How Do I Know How Much Car I Can Afford?

During these rough economic times people need to watch their money a little closer. However, basic needs still arise causing you to fork over more money. With that idea in mind, we would like to go over some basic things to consider when you are making an automobile purchase. There are so many options available when it comes to buying a car now that it is very important you do your homework first. You want to be sure that not only your payment is within your budget, but many other things such as insurance and repairs are as well.

Do Your Homework

When deciding to buy a car it is very important to sit down first and see what you have to set aside for a monthly expense. It is very important to be honest with yourself as you will not want to stretch yourself thin. Life happens and if it is a life lesson involving money you want to be prepared. These are a few things you want to shop around for:

Your new car.


Pick one vehicle and 2-3 backups in case your first choice does not work out. Look for prices and figure out roughly how long you will be paying on it for. Many calculators are available online to help with rates.


Check around for prices on all of your vehicles and make sure to get the price for full coverage if you are going to be making payments.

General Repair.

You need to know what the maintenance schedule is for your list of vehicles so you can have an idea of what it will cost you month to month to have it serviced. Also look at general parts such as alternators, starters, and spark plugs. These are most common to break first and there is a big difference in price for a little car to a full size SUV.

Fuel Costs.

It is not only the MPG you need to be worried about. Look to see how big the gas tank is and if the motor can run on fewer cylinders at normal speed. This can cut down on fuel costs.

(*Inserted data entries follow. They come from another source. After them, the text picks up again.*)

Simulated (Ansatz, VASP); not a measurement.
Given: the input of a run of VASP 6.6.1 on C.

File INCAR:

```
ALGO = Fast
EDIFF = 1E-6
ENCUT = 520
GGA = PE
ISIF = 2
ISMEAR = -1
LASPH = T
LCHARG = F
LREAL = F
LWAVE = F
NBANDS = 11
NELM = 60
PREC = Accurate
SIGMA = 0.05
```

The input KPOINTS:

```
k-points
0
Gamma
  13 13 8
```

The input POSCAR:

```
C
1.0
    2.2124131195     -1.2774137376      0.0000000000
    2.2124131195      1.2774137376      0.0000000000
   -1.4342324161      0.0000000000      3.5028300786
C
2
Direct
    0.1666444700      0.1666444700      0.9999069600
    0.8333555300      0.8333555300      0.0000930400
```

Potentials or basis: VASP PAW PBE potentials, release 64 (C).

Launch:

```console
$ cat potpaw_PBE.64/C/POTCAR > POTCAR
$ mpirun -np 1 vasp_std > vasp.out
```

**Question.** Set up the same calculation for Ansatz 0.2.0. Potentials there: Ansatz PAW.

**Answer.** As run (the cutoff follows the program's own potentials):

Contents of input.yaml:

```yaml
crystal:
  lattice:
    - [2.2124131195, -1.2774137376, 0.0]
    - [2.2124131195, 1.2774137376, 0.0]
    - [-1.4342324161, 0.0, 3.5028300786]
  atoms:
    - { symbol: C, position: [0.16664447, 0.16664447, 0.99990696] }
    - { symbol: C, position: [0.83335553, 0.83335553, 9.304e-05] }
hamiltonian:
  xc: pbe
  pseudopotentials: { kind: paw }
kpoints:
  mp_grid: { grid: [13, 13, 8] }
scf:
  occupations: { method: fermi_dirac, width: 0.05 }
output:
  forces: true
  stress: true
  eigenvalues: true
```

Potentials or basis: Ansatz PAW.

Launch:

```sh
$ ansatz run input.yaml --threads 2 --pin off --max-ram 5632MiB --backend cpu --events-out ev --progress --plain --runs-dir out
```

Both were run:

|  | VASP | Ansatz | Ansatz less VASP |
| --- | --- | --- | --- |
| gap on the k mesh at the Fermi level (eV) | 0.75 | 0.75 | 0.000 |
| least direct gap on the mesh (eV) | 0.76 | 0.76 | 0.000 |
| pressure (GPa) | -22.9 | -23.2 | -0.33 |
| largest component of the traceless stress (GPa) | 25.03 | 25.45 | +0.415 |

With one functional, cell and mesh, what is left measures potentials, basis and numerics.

The Two Biggest Car Expenses

The two biggest car expenses and most important things to look at when buying a car is the payment and your insurance. This will take up about 80-90% of your budget that was set aside. Insurance will probably be the most important of the two since it varies on so many things such as your age, make/model of the vehicle, sometimes color of the vehicle, and even your credit. All insurance companies are different as to what they use for criteria so be sure shop around.

To demonstrate the difference in insurance, I looked up a few examples on Progressive. The figures I have here should shed some light on what type of vehicle you may want to look for. Please remember that these numbers will vary for everyone, but should stay relatively the same as far as difference in price between each other. These are also just the figures for the collision portion and you will still have to figure in liability, comprehensive, etc…

Car Model Collision


6 Month


Chevrolet Corvette ZR1 $500 $2169
Chevrolet Cobalt $500 $381
Ford Mustang GT 500 $500 $2169
Ford Focus $500 $398

These figures are a 6 month price, but you can see the significant difference. (This is not the total either, just a piece of what makes the month to month total) Another way to look at it is that the more expensive it is to fix, the more you will pay. That is one big piece of criteria the insurance companies look at. How likely you will wreck it and what it will take to fix it. This is also why it is important to shop around. Not every company uses your credit or cares about color of the car. And each company also has their own statistics they run to come up with their prices. Bottom line, do your research and once you know what you want to buy, shop for insurance first before stepping on the dealership. Once you have your insurance quote, be sure when you buy your car to leave a percentage of your budget aside each month for repairs and regular maintenance.

Repairs, Maintenance, and Fuel Car Costs

Fuel will be something to keep in mind when you buy your vehicle. It should not make as much of a difference as your monthly payment or insurance though. The difference between a couple MPG’s will be noticed only over the long run and most people do not keep track of it. So you just need to decide if you want a big car or little one and go from them. Also, many cars are going “green” nowadays, making it easier to save money and the environment.

Repairs and maintenance will make up the last portion of your budget that you set aside each month. Most month to month maintenance will require washing and topping off fluids. But every so many miles, you will have to take it in for its checkup and some vehicles have longer maintenance lists than others. You will want to talk to the dealership or your family mechanic and check on prices for maintenances needed. It is important to have these routinely done as it preserves the life of your car and keeps the warranty intact. Keeping repairs in mind will matter because the bigger the vehicle, the more money general parts such as alternators, starters, tires, wheels, and brakes cost. Some items will be covered under warranty for a short period of time, but outside of that you are on your own. The difference between a little car and a bigger car can mean a couple hundred dollars in difference in the price of the part. Not to mention that if you decide to have a shop do it, you will have to tack that price on as well.

So when you shop for a car the most important thing you can do is your homework on your selected vehicles. If you research our suggestions above you will have a clear cut idea of what you will spend approximately each month. And when compared to your monthly budget you set aside for your new car, you can then compare the two and know how much car you can afford. Good luck in your search!